Sovereign Financial Risk Advisory
While sovereign nations face a myriad of ongoing risks, we underscore the most pressing risks currently being faced by low to middle income countries.
The Challenges Today Facing Low and Middle Income Countries
Recent research from the World Bank and the IMF provides exhaustive details and analytical results of the many risk drivers facing low to middle income countries. Below is our short list of some of the key drivers of financial risk facing low to middle income countries. We limit our short list to purely economic and financial risk drivers:
Increased competition in global trade has negatively impacted the balance of payments i.e. the balance sheets of many low to middle income countries.
Increased competition for knowledge workers, otherwise known as brain drain has negatively impacted the balance of payments i.e. the balance sheets of many low to middle income countries.
Within many low to middle income countries, entire industries have become less profitable due to disruptive, innovative technologies emerging from technology communities of practice such as Silicon Valley, Silicon Wadi, Shenzhen, and many others.
Low and middle income countries are experiencing increased exposure to natural disasters due to climate change and growing concentration of population and assets in risky areas. This increased exposure is driving up economic costs in developing countries.
Our Problem Solving Approach
At SFM, we encourage a market-based approach to many of the economic challenges facing low to middle income countries today. Every country has something to offer. If not a comparative advantage, then every country has its own brand culture, asset base, or distinctive capabilities. The goal then is to optimize these in such a way that they improve a sovereign’s economic balance sheet. Our advisory team has many tools that it can leverage to help low to middle income countries strengthen their economic balance sheets. Here we offer the solution we use to help low and middle income countries strengthen their balance sheets, and that is catastrophe risk financing.

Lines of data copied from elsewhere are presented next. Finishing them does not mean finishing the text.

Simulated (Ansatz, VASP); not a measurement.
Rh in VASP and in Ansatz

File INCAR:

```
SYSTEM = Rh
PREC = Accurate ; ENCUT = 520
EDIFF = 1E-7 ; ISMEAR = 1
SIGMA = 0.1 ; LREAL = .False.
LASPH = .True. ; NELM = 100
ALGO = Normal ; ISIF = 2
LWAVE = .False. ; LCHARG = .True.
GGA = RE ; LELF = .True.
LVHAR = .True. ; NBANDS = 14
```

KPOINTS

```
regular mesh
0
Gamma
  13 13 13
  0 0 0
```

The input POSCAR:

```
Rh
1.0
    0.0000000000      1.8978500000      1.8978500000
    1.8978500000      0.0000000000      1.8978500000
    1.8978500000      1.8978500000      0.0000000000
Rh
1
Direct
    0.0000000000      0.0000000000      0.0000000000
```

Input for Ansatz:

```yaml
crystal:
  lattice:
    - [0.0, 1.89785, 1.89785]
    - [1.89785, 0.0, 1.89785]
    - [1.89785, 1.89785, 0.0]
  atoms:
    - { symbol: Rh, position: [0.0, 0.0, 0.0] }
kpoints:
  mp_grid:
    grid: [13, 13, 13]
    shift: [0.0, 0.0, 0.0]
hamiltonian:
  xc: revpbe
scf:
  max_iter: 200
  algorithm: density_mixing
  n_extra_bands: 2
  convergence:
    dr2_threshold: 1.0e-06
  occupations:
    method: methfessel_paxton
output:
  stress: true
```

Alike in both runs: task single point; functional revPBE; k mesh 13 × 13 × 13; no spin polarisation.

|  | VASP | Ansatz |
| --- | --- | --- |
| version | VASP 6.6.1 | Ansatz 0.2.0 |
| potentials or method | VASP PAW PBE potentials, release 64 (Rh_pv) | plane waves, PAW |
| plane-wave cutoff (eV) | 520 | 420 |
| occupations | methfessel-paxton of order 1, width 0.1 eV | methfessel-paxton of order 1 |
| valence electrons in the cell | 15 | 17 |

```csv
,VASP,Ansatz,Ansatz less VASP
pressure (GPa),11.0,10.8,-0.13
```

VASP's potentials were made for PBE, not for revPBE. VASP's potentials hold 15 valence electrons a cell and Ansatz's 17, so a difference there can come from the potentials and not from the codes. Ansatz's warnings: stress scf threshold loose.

The World Bank recommends that low and middle income countries implement disaster risk management (DRM) programs. As an integral part of each country’s DRM, the World Bank recommending that each country adopt a country catastrophe risk financing framework based on three pillars:
Assessment of the government’s contingent liability
Risk transfer to competitive insurance markets
Financing of sovereign risk.
How what we do benefits you
At SFM, we use these recommendations proffered by the World Bank as a foundation on which to implement market-based solutions for low and middle income countries. These market-based solutions are designed to:
Help low and middle income countries become economically self-sufficient and no longer dependent on external funding when it comes to natural disasters.
Improve a country’s emergency preparedness through greatly enhanced risk management processes and systems.
Lower economic costs as foreign investors and lenders will lower their required rates of return and cost of capital because of the perceived lower economic risks.
Provide low and middle income countries with excess capital reserves and surplus that can be used for both greenfield and brownfield infrastructure projects.